Who was Judith Auer?

Introduction

Judith Auer (née Vallentin) (19 September 1905 to 27 October 1944) was a resistance fighter against the Nazi régime in Germany.

Early Life

Auer was born in Zürich. Her father was the communist writer, Erich Vallentin. After her parents’ untimely death in 1917. Judith was brought up by a well-to-do Jewish family. She completed her Abitur and began studies in music in the hopes of becoming a pianist.

In 1924, as a student, she joined the Young Communist League of Germany, and the next year, moved to Berlin. There, she met and married Erich Auer, a functionary in the Communist Party of Germany (KPD), in 1926. In 1927, she joined the KPD. In 1928, Auer went to Moscow with her husband and worked at the Comintern’s offices.

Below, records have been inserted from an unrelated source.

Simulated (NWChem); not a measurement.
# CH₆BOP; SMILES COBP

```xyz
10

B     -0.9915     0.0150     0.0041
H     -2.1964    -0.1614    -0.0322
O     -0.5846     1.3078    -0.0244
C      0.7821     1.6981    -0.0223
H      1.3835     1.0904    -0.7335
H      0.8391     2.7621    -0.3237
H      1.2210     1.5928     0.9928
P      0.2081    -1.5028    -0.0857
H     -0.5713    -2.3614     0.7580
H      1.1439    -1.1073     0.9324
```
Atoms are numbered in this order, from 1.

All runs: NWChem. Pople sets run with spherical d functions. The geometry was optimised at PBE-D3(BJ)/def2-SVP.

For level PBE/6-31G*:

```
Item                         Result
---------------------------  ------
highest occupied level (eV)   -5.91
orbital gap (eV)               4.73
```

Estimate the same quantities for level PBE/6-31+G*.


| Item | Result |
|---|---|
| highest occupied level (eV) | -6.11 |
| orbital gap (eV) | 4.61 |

In 1929, her daughter Ruth was born. To earn money, Auer learned typing and shorthand and took a job at a KPD establishment.

Resistance Activities

After Hitler seized power in Germany in 1933 and the KPD was banned by the new régime, Auer eventually found herself working for AEG at the Kabelwerk Oberspree (“cable works”), first as a shorthand typist, and later as a buying agent. It was here that Auer first came into contact with the resistance group around Fritz Plön, a welder, who himself had contacts with the resistance group around Anton Saefkow, Franz Jacob, Bernhard Bästlein and Karl Klodt, the Saefkow-Jacob-Bästlein Organisation. Auer had also had a long friendship with Änne Weiß, who became Saefkow’s wife. Auer managed her resistance group’s finances and used business trips to do courier work, especially with a view to establishing links with resistance fighters in Thuringia, such as Theodor Neubauer. She also hid Franz Jacob in her flat for several months after he fled from Hamburg.

Arrest and Execution

Auer was arrested at her workplace on 07 July 1944 and was later tortured. Along with Bruno Hämmerling and Franz Schmidt, she was sentenced to death at the Volksgerichtshof. Auer was hanged at Plötzensee Prison in Berlin on 27 October 1944.

Legacy

There are streets named for Auer in Berlin, Leipzig and Jena. In the former East Germany, there are several public institutions named after her, as well.